Quick checklist: Are they worth your time?
Before you dig into reports, use this 60‑second checklist. If you answer "no" to two or more, you have a problem.
- They set clear goals that you agreed on (leads, sales, traffic, or brand awareness).
- You get regular, understandable reports (monthly at minimum).
- You can see how marketing connects to sales or revenue.
- They update campaigns based on results (not just send more ads).
- You have one main contact who explains progress in plain language.
Start with the right goals
Agencies can be great at tactics. But tactics without the right goals look impressive and do nothing for your business. Pick one primary goal for the next 3 months:
- Get X qualified leads per month (example: 20 leads that match your target customer).
- Increase sales from online channels by Y% (example: 15% more online orders).
- Lower cost per lead to Z (example: $50 per qualified lead).
Write that goal down and get the agency to confirm it in an email. If they don’t commit, they’re not aligned.
Metrics that matter (not vanity numbers)
Ask your agency to report these each month. If they say they can’t, that’s a red flag.
- Leads: Number of new, contactable leads that match your ICP (ideal customer profile).
- Lead quality: % of leads that become sales conversations or qualified by you.
- Cost per lead (CPL): Total ad/agency spend divided by leads.
- Conversion rate: Visitors → leads and leads → customers.
- Revenue or sales tied to marketing: $ or % increase compared to baseline.
- Return on ad spend (ROAS) or return on marketing investment (ROMI): Revenue generated / marketing spend.
How to read a report — three simple rules
- If leads went up but sales didn’t, ask: Did lead quality fall? (Bad leads = wasted money.)

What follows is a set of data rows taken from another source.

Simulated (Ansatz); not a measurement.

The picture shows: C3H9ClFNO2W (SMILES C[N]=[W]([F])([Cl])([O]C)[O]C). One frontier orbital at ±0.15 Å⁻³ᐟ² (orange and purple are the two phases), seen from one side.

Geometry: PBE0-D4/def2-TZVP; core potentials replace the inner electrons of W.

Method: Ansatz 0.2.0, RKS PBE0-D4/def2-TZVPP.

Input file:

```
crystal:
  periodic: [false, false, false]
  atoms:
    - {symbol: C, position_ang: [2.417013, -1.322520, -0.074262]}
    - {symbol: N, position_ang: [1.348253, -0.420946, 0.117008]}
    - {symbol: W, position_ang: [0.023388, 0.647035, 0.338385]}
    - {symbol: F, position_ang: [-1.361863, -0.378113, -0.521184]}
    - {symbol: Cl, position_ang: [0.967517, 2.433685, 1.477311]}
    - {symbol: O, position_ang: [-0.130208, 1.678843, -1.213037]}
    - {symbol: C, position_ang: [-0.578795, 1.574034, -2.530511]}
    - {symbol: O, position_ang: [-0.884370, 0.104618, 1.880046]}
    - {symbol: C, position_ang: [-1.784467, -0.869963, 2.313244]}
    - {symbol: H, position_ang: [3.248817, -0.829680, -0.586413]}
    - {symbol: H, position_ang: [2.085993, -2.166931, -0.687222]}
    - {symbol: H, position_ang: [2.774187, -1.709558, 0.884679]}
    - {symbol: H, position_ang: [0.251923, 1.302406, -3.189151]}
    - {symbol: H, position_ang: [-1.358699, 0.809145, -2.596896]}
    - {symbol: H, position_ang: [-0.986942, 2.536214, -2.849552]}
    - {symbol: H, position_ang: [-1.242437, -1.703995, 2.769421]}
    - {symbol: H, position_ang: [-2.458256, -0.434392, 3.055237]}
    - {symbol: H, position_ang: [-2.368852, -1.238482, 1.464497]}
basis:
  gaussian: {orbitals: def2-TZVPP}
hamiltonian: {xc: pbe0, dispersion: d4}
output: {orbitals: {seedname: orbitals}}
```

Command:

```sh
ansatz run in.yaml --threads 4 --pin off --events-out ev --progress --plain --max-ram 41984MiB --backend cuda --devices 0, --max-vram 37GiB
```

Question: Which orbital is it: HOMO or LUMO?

- If clicks or traffic rose but conversion rate fell, ask for landing page or funnel fixes.
- If cost per lead rose steadily, ask for a plan to reduce it within 30–60 days or pause the channel.
Monthly meeting checklist
Run a 30-minute meeting with this agenda. If your agency can’t run it in 30 minutes, they’re unprepared.
- 30‑day summary: One sentence on whether we hit the main goal.
- Top 3 metrics: Leads, CPL, and revenue linked to campaigns.
- What worked / what didn’t (2 bullets each).
- Action plan for next 30 days with owners and deadlines.
- Ask for one quick test you can approve right away (A/B, new audience, different creative).
Simple decision rules
Use these to decide whether to keep, change, or fire the agency.
- Keep: You’re getting 70% or more of your goal (e.g., 14 of 20 leads) consistently for 2 months and CPL is within your target.
- Change scope: You’re at 40–70% of goal OR CPL is slightly above target. Ask for a written 60‑day recovery plan with milestones.
- Fire quickly: Under 40% of goal, no plan, or constant excuses after 2 months. Also fire if they can’t show lead-to-sale tracking.
Red flags that mean trouble
- Reports full of impressions, likes, or followers but no leads or sales data.
- They refuse to link marketing stats to your sales numbers.
- No testing. If every month looks the same, they’re guessing, not optimizing.
- Frequent staff turnover on your account with no handover notes.
- Long response times (>48 hours) for basic questions.
Practical examples
Example 1 — Local HVAC company:
- Goal: 30 booked service calls per month.
- Agency report: 120 leads, but only 10 booked calls. Decision: Lead quality problem — change ad targeting and call-to-action to drive booking form. If no improvement in 60 days, switch agency.
Example 2 — Online retailer:
- Goal: Increase monthly online revenue by 20% with a $4,000 ad budget.
- Report: Revenue up 18% and ROAS = 4. Decision: Keep and run a small test to push to 22% (new creative). If CPL increases above target, pause underperforming ads.
Practical checklist to hand your agency today
Send this list by email and ask for written answers within 5 business days:
- Confirm our primary goal for the next 90 days (be specific).
- Provide last 3 months’ numbers: leads, CPL, conversion rate, and revenue from marketing.
- List three changes you will make next month and measurable outcomes for each.
- Share the tracking setup (UTM rules, CRM connection) so I can verify data.
- Confirm our monthly meeting time and a single point of contact.
Final quick rule
If the agency can’t answer your checklist clearly in writing or refuses to tie work to your sales, treat them as an expense with no business value. Move on or require a 60‑day improvement plan with milestones.